What are Uefa’s new Champions League changes?

The Uefa executive committee met in Vienna on Tuesday and the proposed changes to the Champions League have now been confirmed

Uefa’s executive committee have confirmed the most significant changes to the Champions League in a generation.

Last April, days before the failed European Super League plot was launched, Uefa announced reforms to the Champions League had received unanimous backing from the European Club Association and Uefa Club Competitions Committee.

It confirmed plans to change the format of European football’s top club competition from 2024, giving the tournament its first new look in 20 years. The proposals were not met with the same level of backlash that greeted the Super League plans but have still been criticised by leading fans’ groups, including the Football Supporters’ Association [FSA].

“We are united in opposition to proposals to reform the Champions League that are a back door attempt at a return to the discredited idea of a European Super League,” read a statement from the FSA’s Premier League Network.

But what are the changes, and how will the Champions League look from 2024 now the plans have been voted through? Here’s everything you need to know.

What would the new Champions League look like?

Since 2003, the Champions League has been a 32-team competition with a single group-stage phase followed by a knockout phase. The 32 teams, seeded according to league position and Uefa coefficient, have been split into eight groups of four, with the top two teams progressing to the last-16 after six rounds of matches in a round-robin format with both home and away matches. That has then been followed by three two-legged rounds, the last-16, quarter-finals and semi-finals, with matches played home and away, before the final at a neutral venue.

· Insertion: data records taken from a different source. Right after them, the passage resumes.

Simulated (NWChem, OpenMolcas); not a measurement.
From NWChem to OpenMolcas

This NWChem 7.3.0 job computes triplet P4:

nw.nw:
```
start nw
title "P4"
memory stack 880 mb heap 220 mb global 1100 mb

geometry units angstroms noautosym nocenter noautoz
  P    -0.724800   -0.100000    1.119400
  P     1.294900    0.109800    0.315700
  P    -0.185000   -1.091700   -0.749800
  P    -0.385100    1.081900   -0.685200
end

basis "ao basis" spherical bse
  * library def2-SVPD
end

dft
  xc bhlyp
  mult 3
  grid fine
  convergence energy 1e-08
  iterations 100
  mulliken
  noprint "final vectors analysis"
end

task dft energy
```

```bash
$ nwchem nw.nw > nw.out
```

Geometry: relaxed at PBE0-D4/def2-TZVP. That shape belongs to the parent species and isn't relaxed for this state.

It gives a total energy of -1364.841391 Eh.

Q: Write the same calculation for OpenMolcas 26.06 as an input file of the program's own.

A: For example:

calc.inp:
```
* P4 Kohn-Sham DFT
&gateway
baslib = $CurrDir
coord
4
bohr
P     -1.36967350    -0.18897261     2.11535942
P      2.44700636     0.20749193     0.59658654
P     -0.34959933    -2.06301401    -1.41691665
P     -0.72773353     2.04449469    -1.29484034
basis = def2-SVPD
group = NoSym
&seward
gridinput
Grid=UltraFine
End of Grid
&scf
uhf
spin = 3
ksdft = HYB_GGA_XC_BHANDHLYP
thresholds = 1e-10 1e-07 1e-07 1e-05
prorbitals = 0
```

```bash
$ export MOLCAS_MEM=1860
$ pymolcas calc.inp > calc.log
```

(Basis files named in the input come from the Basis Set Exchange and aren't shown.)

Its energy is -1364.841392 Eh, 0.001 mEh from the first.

If the proposals go through, the group stage will look completely different.

There are two main changes: four additional teams will be added to take the number of clubs up to 36, and a single league format will be used. The league phase will determine an overall ranking - from 1st to 36th, with three points for a win and one for a draw as usual. The top eight teams will advance to the last 16, with the 16 teams finishing between ninth and 24th entering the play-off round over two legs, with a victory securing passage to the last 16. Teams who finish 25th or below will be eliminated and will not drop down to the Europa League.

How will the league format work?

Uefa and the European Club Association reached agreement on this on Tuesday. The number of fixtures is set to increase from the current six to eight, after Uefa compromised on its original plan of ten.

Fixtures would be determined using a ‘Swiss-style’ seeding system. All eight matches will be played against different teams, with four at home and four away, and organised by seeding. All the results would contribute to the overall league ranking.

Will it change the knockout phase?

Apart from the play-off round, the knockout phase is set to be the same from the last 16 stage. There have been reports, however, that Uefa will discuss the idea of scrapping two-legged semi-finals in favour of a ‘final four’ format played across a week in one European city.

Will some clubs be able to qualify based on past performance?

No, this has been scrapped by Uefa, after the plans were met with criticism and would have opened the door to there being a safety net for the biggest clubs and widening the inequalities in European football to an even greater extent.

Instead, Uefa will award two extra places to the countries who collectively performed best in Europe in the previous season. If applied to next season that would mean England gaining an extra spot, along with the Netherlands.

This would mean the Premier League would have five Champions League teams for that season. Unlike the coefficient plans, it would mean there would be no barrier to certain clubs receiving an additional spot.

For example, West Ham would qualify for the Champions League this season if they finished fifth. They would not have done so if it was based on performance in European competition over the past five seasons, while a club like Manchester United would have.

How will the other two extra Champions League spots be allocated?

According to Uefa, the other two spots will be allocated according to this criteria:

  • Slot one: One of the additional places will go to the club ranked third in the championship of the association in fifth position in the Uefa national association ranking.
  • Slot two: Another will be awarded to a domestic champion by extending from four to five the number of clubs qualifying via the so-called ‘Champions Path’.